Gradient descent under harmonic eigenvalue decay: worst-case analysis

Yaroslav Bulatov

16 Feb 2023 • 3 min read

Consider minimizing the following objective using gradient descent with learning rate $\alpha$ and $x\in \mathbb{R}^n$

$$\begin{equation}y=x^T H x \label{loss} \end{equation} $$

Where $H$ is Hessian matrix with $i$'th eigenvalue proportional to $\frac{1}{i}$ . This decay was observed in some convolutional network problems and conjectured to hold more generally, see Section 3.5 of Noisy Quadratic Model paper.

Because gradient descent is rotationally invariant, we can take $H$ to be diagonal with norm 1. Harmonic eigenvalue decay then corresponds to the following matrix.

$$H=\left(\begin{array}{ccccc} 1& 0 & 0 & \ldots & 0\\ 0 & \frac{1}{2} & 0 & \ldots& 0\\ 0 & 0 & \frac{1}{3} & \ldots & 0\\ \ldots & \ldots & \ldots & \ldots & \ldots\\ 0 &0 &0 &\ldots & \frac{1}{n} \end{array} \right)$$

Below we show that worst-case loss after $s$ steps for large $n$ is proportional to $1/s$

$$ \begin{equation} y_\text{worst}^s\approx \frac{1}{s} \end{equation} $$

Take starting point to lie on the unit circle and consider the loss after $s$ steps

You can show that worst-case scenario after $s$ steps picks a starting point where just one of the coordinates is non-zero, this coordinate depends on $s$. Below we can see in 2D how the worst case starting point changes depending on how many steps we take.
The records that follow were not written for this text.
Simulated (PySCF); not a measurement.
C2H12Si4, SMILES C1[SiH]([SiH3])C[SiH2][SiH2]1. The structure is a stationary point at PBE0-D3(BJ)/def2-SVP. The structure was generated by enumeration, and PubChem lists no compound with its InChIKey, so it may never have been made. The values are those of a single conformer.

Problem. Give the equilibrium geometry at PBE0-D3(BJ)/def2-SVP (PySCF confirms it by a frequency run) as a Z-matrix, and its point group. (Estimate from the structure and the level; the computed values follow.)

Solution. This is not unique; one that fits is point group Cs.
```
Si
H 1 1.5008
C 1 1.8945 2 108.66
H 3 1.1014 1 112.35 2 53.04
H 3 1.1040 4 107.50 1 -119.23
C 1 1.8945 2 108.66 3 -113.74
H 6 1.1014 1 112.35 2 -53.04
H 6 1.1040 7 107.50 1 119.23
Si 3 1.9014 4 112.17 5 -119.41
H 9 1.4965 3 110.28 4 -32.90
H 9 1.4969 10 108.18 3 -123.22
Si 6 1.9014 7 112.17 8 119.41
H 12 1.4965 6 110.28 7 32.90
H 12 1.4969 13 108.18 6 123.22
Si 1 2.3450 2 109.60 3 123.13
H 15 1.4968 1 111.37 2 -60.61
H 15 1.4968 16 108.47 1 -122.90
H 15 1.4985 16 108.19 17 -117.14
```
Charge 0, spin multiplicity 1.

Initially we get worst-case loss by starting with $(1,0)$, but eventually switch to $(0,1)$ which is the direction of smallest eigenvalue. Also, note that as we keep iterating, direction of gradient step aligns with the direction of smallest eigenvalue, so this rate determines eventual rate regardless of starting position.

Hence, eventually, our gradient descent is plodding along the smallest eigenvalue direction $e_n$, shrinks the distance by factor of $1-\lambda_n$ at each step. What if we used higher learning rate instead of $1$?

Unfortunately, if we use learning rate higher than $2/\lambda_1$, gradient descent becomes unstable and diverges along the direction of the largest eigenvalue $\lambda_1$.

Hence, asymptotic convergence rate is determined by the ratio of the largest and smallest eigenvalues, known as the condition number.

This is the classical analysis, but it often doesn't apply to practical high dimensional problems because reaching asymptotic regime requires unrealistic number of steps in high dimensions.

Consider again worst case direction after $s$ steps of gradient descent in 2 dimensions.

Now consider the same graph in 50 dimensions, visualizing worst case minimization path, along with some paths starting with random positions.

Solving for the direction producing worst-case loss after $s$ steps we get a vector with all 0s and a single 1 at the following position

$$ \begin{equation} i = \begin{cases} 2s+1 & s<\frac{n}{2} \\ n & \text{otherwise } \end{cases} \end{equation} $$ $$ x_\text{worst}=\langle 0, 0, \ldots, \underbrace{1}_{\text{i}}, \ldots, 0\rangle $$

Now for this starting position, compute gradient descent estimate after $s$ steps, substituting this into equation of loss, Eq $\ref{loss}$, and take 1st order Taylor approximation, we get

$$y^s_\text{worst}\approx \frac{8 s+1}{8 \sqrt{e} s} = O\left(\frac{1}{s}\right)$$

Note that when dimensionality $n$ exceeds number of 2*steps, worst case analysis does not depend on $n$